Once the exclusive summer playground for the who’s who of Chicago, the Lake Geneva region has developed a solid tourism infrastructure for all to enjoy.
Located in southern Wisconsin, 40 miles southwest of Milwaukee and 80 miles northwest of Chicago, the town of Lake Geneva is the launching point for boat tours that circumnavigate Geneva Lake with idyllic views of the more that 100 mansions built by the Wrigleys, Wackers, Chapins, Drakes, Schwinns and other business and industrial magnates of the Gilded Age. A unique cruise option is to board the Walworth
to observe “mail jumpers” leaping onto floating docks just long enough to deposit mail into a pier mailbox or into the waiting mouths of obedient mail-fetching dogs. This postal service has run every summer for over a century.
For those with the time, the energy, and the shoes, a 21-mile footpath enables an à pied circumnavigation of the lake.
In 1968 another famous name from Chicago, Hugh Hefner, opened the Lake Geneva Playboy Club Hotel as a luxurious escape for Midwesterners. The hotel’s cabaret stage attracted some of the era’s most famous acts from Bob Hope to Sonny and Cher. Travelers from Chicago were able to fly directly to the resort’s private airstrip from O’Hare airport. Upon arrival, guests were greeted by Playboy Bunnies and transported around the resort on the hotel’s “Bunny Tram.”

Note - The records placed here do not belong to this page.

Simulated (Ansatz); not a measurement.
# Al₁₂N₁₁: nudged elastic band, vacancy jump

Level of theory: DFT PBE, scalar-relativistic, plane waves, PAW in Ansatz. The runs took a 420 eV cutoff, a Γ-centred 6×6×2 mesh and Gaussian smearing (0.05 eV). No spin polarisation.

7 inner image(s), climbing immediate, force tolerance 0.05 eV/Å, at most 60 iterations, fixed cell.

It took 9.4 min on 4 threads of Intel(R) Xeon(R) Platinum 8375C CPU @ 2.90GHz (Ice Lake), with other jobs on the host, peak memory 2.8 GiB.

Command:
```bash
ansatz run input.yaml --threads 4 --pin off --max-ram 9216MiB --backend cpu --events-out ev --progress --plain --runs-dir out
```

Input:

The hotel changed ownership in 1982 and was given its present name, the Grand Geneva Resort & Spa. The year-round AAA Four Diamond Resort has grown to 609 rooms, a conference center, a day spa, waterpark, pools and two magnificent golf courses, the Brute with massive sand traps and water coming into play on a number of holes and The Highlands, a Scottish-inspired, links-style course. A great place to wrap up an early round on either course is at the Links Bar & Grill in the clubhouse or a late round at the resort’s Geneva Chop House.
Wisconsin is now producing its own wine focusing on winter hardy grape varietals. Wineries such as Staller Estate Winery in Delavan and Apple Barn Orchard and Winery in Elkhorn have tasting rooms. Beer brewed on-site can be sampled at Topsy Turvy Brewery in a former church building in Lake Geneva. For those looking for a Bloody Mary that has enough garnish to make a meal, Lake City Social is the place.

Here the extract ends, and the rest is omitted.